Jackson County Manager Ken Westmoreland said he would deliver a balanced budget with no cuts to services or staff and that is exactly what he did on Monday night.
While neighboring counties are taking drastic measures to offset budget shortfalls for the second year in a row, Jackson County is once again holding steady.
Westmoreland presented a draft budget to county commissioners at a county meeting Monday (May 17).
“We have not had to cut services. We have not had to furlough individuals. We have met all of our obligations,” Westmoreland said in his characteristic business-like language.
The one exception to a budget that essentially holds last year’s line items is the additional money to outfit and operate the county’s new library branch at the old Jackson County Courthouse site.
Westmoreland’s proposed budget includes $121,000 for staffing, collection materials and additional operating expenses for the library. Since the new library is not scheduled to open until January, the extra money in the budget is designed to cover costs for six months. The funding will have to be continued into the following fiscal year.
If there was a surprise in the proposed budget, it was Westmoreland’s decision not to meet the Jackson County Schools’ request for an increase in operating funds to offset their anticipated decreases in state funding.
Jackson County Schools Superintendent Sue Nations asked county commissioners to help the schools bridge an expected budget gap that could extend to nearly $1 million if Gov. Perdue’s proposed discretionary cuts take effect.
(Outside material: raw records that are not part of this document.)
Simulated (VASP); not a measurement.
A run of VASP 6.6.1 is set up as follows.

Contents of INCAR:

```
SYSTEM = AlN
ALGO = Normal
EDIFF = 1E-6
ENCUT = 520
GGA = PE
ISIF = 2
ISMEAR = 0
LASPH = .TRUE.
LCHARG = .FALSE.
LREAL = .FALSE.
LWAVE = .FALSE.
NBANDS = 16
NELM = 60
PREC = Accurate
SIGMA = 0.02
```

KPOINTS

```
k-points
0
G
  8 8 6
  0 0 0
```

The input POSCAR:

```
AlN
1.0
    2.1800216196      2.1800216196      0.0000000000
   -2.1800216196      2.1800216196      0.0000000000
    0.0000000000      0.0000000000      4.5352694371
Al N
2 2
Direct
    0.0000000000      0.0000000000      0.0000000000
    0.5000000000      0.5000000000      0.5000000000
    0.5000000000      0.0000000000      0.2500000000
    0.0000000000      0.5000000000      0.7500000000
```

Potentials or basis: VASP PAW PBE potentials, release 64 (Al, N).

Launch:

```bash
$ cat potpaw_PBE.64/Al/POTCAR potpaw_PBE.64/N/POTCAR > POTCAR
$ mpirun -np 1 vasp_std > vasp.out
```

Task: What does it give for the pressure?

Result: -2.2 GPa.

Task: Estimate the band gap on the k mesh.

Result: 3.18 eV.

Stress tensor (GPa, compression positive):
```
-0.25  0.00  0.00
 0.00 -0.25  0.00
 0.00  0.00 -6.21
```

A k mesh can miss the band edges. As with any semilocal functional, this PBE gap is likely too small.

Westmoreland’s draft budget includes a meager $18,000 increase for the schools’ operating budget, when Nations requested an increase in excess of $350,000 to help pay for faculty and support staff.
Westmoreland said as early as March that he would produce a budget that held departmental funding levels steady but would not involve service cuts or tax increases.
Commissioner Tom Massie welcomed the draft budget and commended the county’s department heads for recognizing the difficulty of the economic climate.
“We’re finding savings every day in the budget and that’s why we’re not having to make some of the cuts going on in neighboring counties,” Massie said. “That reflects good management.”
Massie pointed to the fact that the county could carry over money from this year’s budget if their spending rates hold steady through June.
In the current fiscal year, Jackson County’s expenditures are 11 percent below their budgeted allotment to date, despite the fact that the county’s revenues are 1.6 percent below their predicted levels.
The county will hold a public hearing on the draft budget at 6 p.m. on Monday, June 7, in the county boardroom.